As we passed the sprawling bare corn field with the mysteriously lone, random tombstone standing solemnly in the middle of it, I returned back to the death of Dale Earnhardt, Sr. Now the tombstone is gone, and I still don’t know where it went or who was there, but I did learn that Dale Earnhardt was called “The Intimidator,” and in his fatal lap, he had made the bold move to take third place in the race, partially to protect his son’s place in front of him.

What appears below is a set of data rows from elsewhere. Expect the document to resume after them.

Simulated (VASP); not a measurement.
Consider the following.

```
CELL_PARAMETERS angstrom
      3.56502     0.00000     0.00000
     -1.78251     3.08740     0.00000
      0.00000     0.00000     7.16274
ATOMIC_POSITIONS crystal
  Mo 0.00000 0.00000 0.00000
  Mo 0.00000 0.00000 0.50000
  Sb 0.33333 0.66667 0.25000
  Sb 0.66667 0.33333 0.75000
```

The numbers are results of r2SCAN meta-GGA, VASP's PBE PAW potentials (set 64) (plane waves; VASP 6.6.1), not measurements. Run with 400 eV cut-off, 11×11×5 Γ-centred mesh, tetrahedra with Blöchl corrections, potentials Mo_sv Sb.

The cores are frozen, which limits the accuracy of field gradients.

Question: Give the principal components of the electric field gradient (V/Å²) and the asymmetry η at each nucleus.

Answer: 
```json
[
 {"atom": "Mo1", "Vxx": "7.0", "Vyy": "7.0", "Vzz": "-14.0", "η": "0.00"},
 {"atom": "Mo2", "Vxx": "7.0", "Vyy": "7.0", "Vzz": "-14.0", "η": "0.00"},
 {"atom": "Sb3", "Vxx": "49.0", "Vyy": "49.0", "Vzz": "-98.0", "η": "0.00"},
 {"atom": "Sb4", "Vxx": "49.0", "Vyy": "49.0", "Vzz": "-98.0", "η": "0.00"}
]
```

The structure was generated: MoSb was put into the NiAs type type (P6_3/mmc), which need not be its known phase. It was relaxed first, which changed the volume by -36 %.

When I was a kid, I was notorious for getting homesick. I couldn’t spend the night at my cousins’ house until I was in middle school. My parents always expected a midnight call with me on the other line, sobbing for them to come get me when I stayed at anyone’s house. What usually happened was as my friends and I wound down about to go to sleep, the deathly fear that my parents and brother would die without me would begin to set in, too. I always pictured someone coming into our house, robbing them, and then being orphaned. Then the tears usually came, because I didn’t want to be alone. A form of this strange paranoia is exactly what happened in the car ride home. I did not want my dad to die in the car ride home without me. We made the turn at the dumpster, down the road to my house, as my mom consoled me that my father wouldn’t die soon.

 

This time, unlike others, I followed him.

 

As soon as my dad made it home (much to my happiness), I had to ask if he ever cried, to which he responded, “yes,” before he retreated down our steps into the basement. This time, unlike others, I followed him.

When I was younger, my dad was much more of my own version of an “Intimidator” to me sometimes than he is now. Because of the stress of work and many other variables unknown to me at the time, my dad was a bit of a grouch at times. Our relationship is a lot different now than it was when I was younger. We’ve always been close, but now he’s one of my best friends.

“Whatcha doin’, suga?” he asked, turning from the TV downstairs to sit in the old blue recliner. This is generally the first thing he says to me on the phone to this day.

“Why do you cry?” I asked back.

“Well,” he paused, “I guess it depends on what is happening.” Being downstairs always made me want to watch the VHS tape of Sailor Moon R: The Movie that I had stolen from my older cousin Kelsey. I had lost the tape somewhere in the basement, but was too afraid to go downstairs to look for it alone by myself. I walked over to my dad, and crawled in his lap. He put one arm under the back of my head and one under my knees and pulled me closer.

“Why did you cry when the race car driver died?” I asked.

“Who?” he said.

“The Dale man,” I responded.

“Dale Earnhardt, Sr.?” he asked. I nodded. “Well, because I felt bad for his son, and he was such a big figure in racing, always one of my favorites. He was just a really good man,” he said. He dropped my knees to lean over and pull the footrest lever up. I fell asleep watching reruns of people spraying the winner with champagne.

The most recent time I saw my dad cry was at Thanksgiving. Technically, it was actually a couple of weeks ago at a rerun of an Andy Griffith Show episode, but that was more of a red-around-the-eyes than a real cry. But this year my dad was volunteered by my Uncle Brian to say the blessing before we ate. My dad’s usual blessing is along the lines of a “Dear God, thank you for this food, thank you for everything, Amen” kind of prayer. Short, sweet, and to the point. This past Thanksgiving, however, he went into detail, thankful for everyone around the living room and kitchen. My cousin Marley squeezed my hand when his voice broke and his eyes welled up.